The importance of distributed file systems for AI workloads

A distributed file system (DFS) is a type of file system that is designed to store, efficiently manage, and provide access to files across multiple nodes or servers in a computer network. Unlike traditional file systems that rely on a single centralised storage location, distributed file systems distribute data across multiple machines, enabling scalability, fault tolerance and improved performance.

These systems provide a unified view of the storage, making it appear as a single logical file system to users in any location and their applications, whilst ensuring efficient utilisation of storage resources and high availability. These systems allow multiple computers to share storage and often incorporate techniques such as data replication, data striping and load balancing to optimise data access and retrieval. The distributed nature of these file systems allows for completely seamless collaboration, enables parallel processing of data and facilitates the handling of large-scale workloads, making them essential for modern data-intensive applications, including AI workloads.

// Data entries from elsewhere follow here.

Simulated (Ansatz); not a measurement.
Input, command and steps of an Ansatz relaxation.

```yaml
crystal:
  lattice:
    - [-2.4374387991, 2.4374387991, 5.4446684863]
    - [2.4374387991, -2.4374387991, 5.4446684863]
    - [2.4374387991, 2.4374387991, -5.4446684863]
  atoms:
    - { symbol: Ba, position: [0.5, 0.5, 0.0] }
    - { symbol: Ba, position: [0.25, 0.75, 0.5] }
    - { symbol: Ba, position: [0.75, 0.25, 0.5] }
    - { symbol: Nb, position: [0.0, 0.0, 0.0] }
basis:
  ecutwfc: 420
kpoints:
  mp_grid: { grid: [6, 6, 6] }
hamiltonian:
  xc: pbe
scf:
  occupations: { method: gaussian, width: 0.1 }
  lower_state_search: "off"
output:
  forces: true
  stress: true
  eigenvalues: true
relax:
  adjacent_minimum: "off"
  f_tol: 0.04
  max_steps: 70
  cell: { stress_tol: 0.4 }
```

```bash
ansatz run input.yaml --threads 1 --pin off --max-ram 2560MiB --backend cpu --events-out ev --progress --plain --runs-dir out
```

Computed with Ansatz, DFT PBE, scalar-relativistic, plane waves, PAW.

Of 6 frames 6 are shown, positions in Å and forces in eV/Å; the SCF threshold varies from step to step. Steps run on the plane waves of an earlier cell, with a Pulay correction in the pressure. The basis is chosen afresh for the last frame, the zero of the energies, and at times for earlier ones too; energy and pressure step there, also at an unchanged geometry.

Figure 1: Distributed file system architecture.

A brief history of DFS

The history of DFS dates back to the 1970s when the need to share files and resources across multiple computers emerged, prompting researchers to begin investigating solutions. One of the earliest distributed file systems was developed by Xerox at their Palo Alto Research Center and first demonstrated in 1972. The Xerox Network Systems allowed multiple machines to access files on remote servers through a network, laying the groundwork for future advancements in these systems.

Originating in 1984, Network File System (NFS) was developed by Sun Microsystems to enable file sharing across a network and quickly became one of the most influential distributed file systems. It operates on a client-server model, allowing multiple UNIX-based clients to access files stored on remote servers. NFS incorporates a communication protocol that permits clients to access files residing on a server and allows for heterogenous processes, which is important as the clients may be on different devices or use different operating systems.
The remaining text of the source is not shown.